We are seeking an experienced and driven SRE Manager to lead our Site Reliability Engineering team. This role is critical to ensuring the availability, scalability, and performance of our production systems. As the SRE Manager, you will be responsible for managing a team of engineers focused on building automation, enhancing monitoring and observability, improving system reliability, and fostering a culture of operational excellence. You will work closely with development, infrastructure, and security teams to support high-quality product delivery with minimal downtime.

Key Responsibilities:

  • Lead and grow a high-performing SRE team responsible for the reliability, performance, and scalability of production systems.

  • Own the incident management process, postmortems, and root cause analysis to improve system resilience.

  • Drive implementation of SLAs, SLOs, and error budgets across services to align operational goals with business objectives.

  • Champion the use of automation to reduce manual work and improve deployment and recovery times.

  • Collaborate with software engineering and DevOps teams to ensure systems are designed for reliability and operational efficiency.

  • Oversee system monitoring, alerting, and observability efforts using tools like Prometheus, Grafana, Datadog, or similar.

  • Manage on-call rotations, and ensure proper documentation, runbooks, and playbooks are maintained.

  • Identify and drive continuous improvement in system architecture, capacity planning, and deployment strategies.

  • Ensure compliance with security, privacy, and regulatory requirements within the infrastructure.

  • Provide mentorship, performance reviews, and career development opportunities for SRE team members.

  • Qualifications:

    • Bachelor’s degree in Computer Science, Engineering, or a related field (or equivalent experience).

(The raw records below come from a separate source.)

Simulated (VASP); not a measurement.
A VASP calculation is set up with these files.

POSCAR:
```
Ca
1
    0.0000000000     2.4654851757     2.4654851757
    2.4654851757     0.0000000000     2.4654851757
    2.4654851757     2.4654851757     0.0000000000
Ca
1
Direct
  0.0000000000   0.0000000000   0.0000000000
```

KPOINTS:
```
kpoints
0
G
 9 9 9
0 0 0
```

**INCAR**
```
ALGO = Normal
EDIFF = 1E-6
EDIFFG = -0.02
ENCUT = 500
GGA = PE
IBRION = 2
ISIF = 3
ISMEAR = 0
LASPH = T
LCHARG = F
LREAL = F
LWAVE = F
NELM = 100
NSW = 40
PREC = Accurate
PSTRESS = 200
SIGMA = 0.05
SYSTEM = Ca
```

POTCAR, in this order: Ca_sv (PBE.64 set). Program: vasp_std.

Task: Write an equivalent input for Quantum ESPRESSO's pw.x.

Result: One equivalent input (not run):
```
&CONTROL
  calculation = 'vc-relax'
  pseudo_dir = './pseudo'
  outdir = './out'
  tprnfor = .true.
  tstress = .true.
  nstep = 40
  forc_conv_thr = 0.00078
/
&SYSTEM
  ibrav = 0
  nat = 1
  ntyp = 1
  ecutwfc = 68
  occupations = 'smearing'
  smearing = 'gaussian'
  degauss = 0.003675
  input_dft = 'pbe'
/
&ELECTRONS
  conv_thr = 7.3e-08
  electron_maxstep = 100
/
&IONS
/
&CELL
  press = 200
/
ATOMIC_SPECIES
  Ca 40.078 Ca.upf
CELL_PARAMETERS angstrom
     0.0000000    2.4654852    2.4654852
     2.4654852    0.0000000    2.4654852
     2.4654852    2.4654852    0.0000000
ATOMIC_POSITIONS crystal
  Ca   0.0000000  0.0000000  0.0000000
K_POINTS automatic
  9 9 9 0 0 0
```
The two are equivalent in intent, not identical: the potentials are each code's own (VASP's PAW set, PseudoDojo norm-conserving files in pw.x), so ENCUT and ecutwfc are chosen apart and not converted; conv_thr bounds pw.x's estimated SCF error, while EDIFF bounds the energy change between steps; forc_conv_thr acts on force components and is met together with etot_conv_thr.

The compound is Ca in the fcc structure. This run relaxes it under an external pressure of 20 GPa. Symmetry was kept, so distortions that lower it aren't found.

    • 4+ years of experience in software engineering, DevOps, or SRE roles.

    • Strong experience with cloud platforms (AWS, GCP, or Azure) and infrastructure-as-code tools (Terraform, Pulumi, etc.).

    • Proficient in programming/scripting languages such as Python, Go, Javascript.

    • Deep understanding of Linux systems, networking, and container orchestration (Kubernetes, Docker).

    • Strong knowledge of CI/CD pipelines and release automation.

    • Excellent leadership, communication, and project management skills.

    • Proven track record of building reliable systems at scale and managing incident response in production environments.